Kremlin 'banned my political party': Gorbachev
The last leader of the Soviet Union, Mikhail Gorbachev, on Wednesday launched a stinging attack on Russia's ruling elite, claiming the Kremlin had banned him from setting up a political party.
In an interview with Novaya Gazeta newspaper ahead of his 80th birthday on March 2, Gorbachev said he wanted to set up a social democratic party but the Kremlin's chief ideologue Vladislav Surkov warned it would not be registered.
"With my friends, I have an idea to set up a party. When Surkov found out, he asked: 'Why do you need this? In any case, we are not going to register your party'," Gorbachev said.

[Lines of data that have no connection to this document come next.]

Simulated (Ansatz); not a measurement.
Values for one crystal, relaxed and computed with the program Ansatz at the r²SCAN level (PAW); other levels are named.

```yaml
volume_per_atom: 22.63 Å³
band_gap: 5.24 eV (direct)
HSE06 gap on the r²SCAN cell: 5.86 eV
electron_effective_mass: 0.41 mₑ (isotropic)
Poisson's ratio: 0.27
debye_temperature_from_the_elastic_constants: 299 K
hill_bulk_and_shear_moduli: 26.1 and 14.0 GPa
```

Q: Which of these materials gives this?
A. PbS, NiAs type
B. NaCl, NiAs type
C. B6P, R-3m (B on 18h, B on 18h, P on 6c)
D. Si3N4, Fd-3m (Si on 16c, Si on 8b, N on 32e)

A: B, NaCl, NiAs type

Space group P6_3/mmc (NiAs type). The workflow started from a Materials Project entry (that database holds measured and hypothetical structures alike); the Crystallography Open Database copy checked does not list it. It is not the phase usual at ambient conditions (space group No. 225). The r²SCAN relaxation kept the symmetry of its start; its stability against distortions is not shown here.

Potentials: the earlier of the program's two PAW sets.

Surkov, Kremlin first deputy chief of staff, is credited with creating the centralised power system that has marked Russia under the rule of Vladimir Putin as well as coining the phrase "sovereign democracy".
"I replied: we will create a movement," Gorbachev said. "And we created it. But a movement is not a party and does not take part in elections. We need to have a social democratic party that does not depend on the authorities."
He accused the ruling class in Russia of showing indifference to its people and also lashed out at billionaire Roman Abramovich who has built up his fortune while staying well away from politics.
"They (the ruling classes) are rich and debauched. Their ideal is to be something close to Abramovich. I scorn this idea. I am ashamed of this rich debauchery. I am ashamed for us and the country."
Two decades after the collapse of the Soviet Union, Gorbachev remains a figure more admired in the West than in Russia, where many still blame him for triggering the collapse of a world power.
There is expected to be intense attention on his role in history as he gears up to mark his 80th birthday. Along with tycoon Alexander Lebedev, he is a part owner of the opposition Novaya Gazeta.
In the interview, Gorbachev complained that Russians were forgetting the achievements of his perestroika (rebuilding) and linked it to economic problems.
"Now they are forgetting what was done. They reduce perestroika to our problems, the empty shelves. But it was then that we created the (freedom) people enjoy now when they go to church, get visas, surf the net or buy newspapers," he said.
"And I forgot to mention -- we avoided the catastrophe of a nuclear war. Now no-one seems to particularly remember this."